Richard Collette
Richard Collette

Reputation: 5703

Visual Studio 2010: How can I build a project and not its dependencies?

I want to be able to build a web project and not its dependencies since I know that I have not modified any of the dependencies since the last build. I am looking to cut down the build time if possible. Is there a way to do this?

Upvotes: 4

Views: 1644

Answers (4)

squeegee
squeegee

Reputation: 792

To accomplish this in something I am working on, I created my own solution, added the projects I needed (including the projects I never wanted compiled), and then in the Configuration Manager turned off the check boxes for building the projects I didn't want to build, just as arora described above.

I've also made a copy of an existing solution (that had 16 components in it), saved it under new name (foo.sln -> foo.mine.sln), and then disabled the build of all the other sub-projects except the one(s) I am working on, that way I know for sure that I got the correct build settings.

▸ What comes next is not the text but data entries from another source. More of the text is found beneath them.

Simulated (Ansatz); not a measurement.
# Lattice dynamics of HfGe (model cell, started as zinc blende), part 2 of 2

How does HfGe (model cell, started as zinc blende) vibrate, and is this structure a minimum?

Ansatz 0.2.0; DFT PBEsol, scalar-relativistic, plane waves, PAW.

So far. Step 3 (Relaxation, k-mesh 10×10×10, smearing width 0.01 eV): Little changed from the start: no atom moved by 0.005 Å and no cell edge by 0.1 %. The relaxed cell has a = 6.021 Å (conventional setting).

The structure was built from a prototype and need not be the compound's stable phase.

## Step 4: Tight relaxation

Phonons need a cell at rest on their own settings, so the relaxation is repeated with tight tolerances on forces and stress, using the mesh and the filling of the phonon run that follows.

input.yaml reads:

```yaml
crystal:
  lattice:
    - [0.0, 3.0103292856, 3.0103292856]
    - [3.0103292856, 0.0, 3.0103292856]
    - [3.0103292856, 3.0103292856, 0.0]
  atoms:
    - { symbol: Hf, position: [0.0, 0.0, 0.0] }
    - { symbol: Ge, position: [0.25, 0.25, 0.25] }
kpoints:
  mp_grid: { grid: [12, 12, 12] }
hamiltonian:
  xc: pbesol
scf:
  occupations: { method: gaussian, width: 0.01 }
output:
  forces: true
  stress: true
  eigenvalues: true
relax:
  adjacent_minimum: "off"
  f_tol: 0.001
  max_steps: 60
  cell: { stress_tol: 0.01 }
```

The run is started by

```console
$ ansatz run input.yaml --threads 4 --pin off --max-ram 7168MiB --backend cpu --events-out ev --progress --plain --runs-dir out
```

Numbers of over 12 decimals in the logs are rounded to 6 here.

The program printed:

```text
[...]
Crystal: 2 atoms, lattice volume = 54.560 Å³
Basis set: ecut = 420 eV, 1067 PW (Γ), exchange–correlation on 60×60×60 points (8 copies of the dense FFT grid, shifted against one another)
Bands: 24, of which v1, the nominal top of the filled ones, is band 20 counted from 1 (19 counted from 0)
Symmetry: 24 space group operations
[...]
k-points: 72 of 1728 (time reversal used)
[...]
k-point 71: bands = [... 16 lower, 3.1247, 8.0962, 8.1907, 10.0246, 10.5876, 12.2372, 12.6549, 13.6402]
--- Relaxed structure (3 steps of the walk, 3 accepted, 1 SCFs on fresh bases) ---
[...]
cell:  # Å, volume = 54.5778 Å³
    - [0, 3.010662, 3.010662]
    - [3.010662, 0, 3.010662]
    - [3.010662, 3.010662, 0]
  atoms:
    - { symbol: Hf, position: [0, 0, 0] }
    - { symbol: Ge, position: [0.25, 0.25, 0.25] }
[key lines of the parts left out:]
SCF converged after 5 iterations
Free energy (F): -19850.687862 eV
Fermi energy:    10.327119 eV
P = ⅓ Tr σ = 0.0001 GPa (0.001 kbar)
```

It's not the simplest solution, but it works well for me, and takes less than 2 minutes to set up and is easy to understand. I normally add the new solution to the version control ignore list so that it never gets checked in.

Upvotes: 2

Anand M Arora
Anand M Arora

Reputation: 372

You could have a solution by

  • check the setting in Tools >> Options >> Projects and Solutions >>
    Build and Run setting : Only build startup projects and dependencies on Run.
  • OR If you want to go for sophistication then :
    1. build >> Configuration Manager
    2. from the "Active solution configuration:" dropdown select ""
    3. give a name to your configuration and keep checked the "Create new project configurations" checkbox.
    4. and then choose that config that you want and set the build or not check boxes.

Upvotes: 5

spinon
spinon

Reputation: 10847

Well one way would be to remove project references. Instead stick to dll references. You could use a post build script for dependent projects that copy the updated dll to the web project whenever they change.

Upvotes: 0

Ryan Christensen
Ryan Christensen

Reputation: 7933

Rather than project references you can just add the references to the dlls directly (the Add Reference dialog has tabs for these types, choose browse rather than project and remove the other projects from your solution). I typically create a full lib and web project solution for major development. Then just a solution for the website project for fixes where I don't need updated libs/dlls.

Although it is nice to have them autocompile if they have changed during heavy development. If they haven't changed it just refreshes them and recopies them to the bin folder.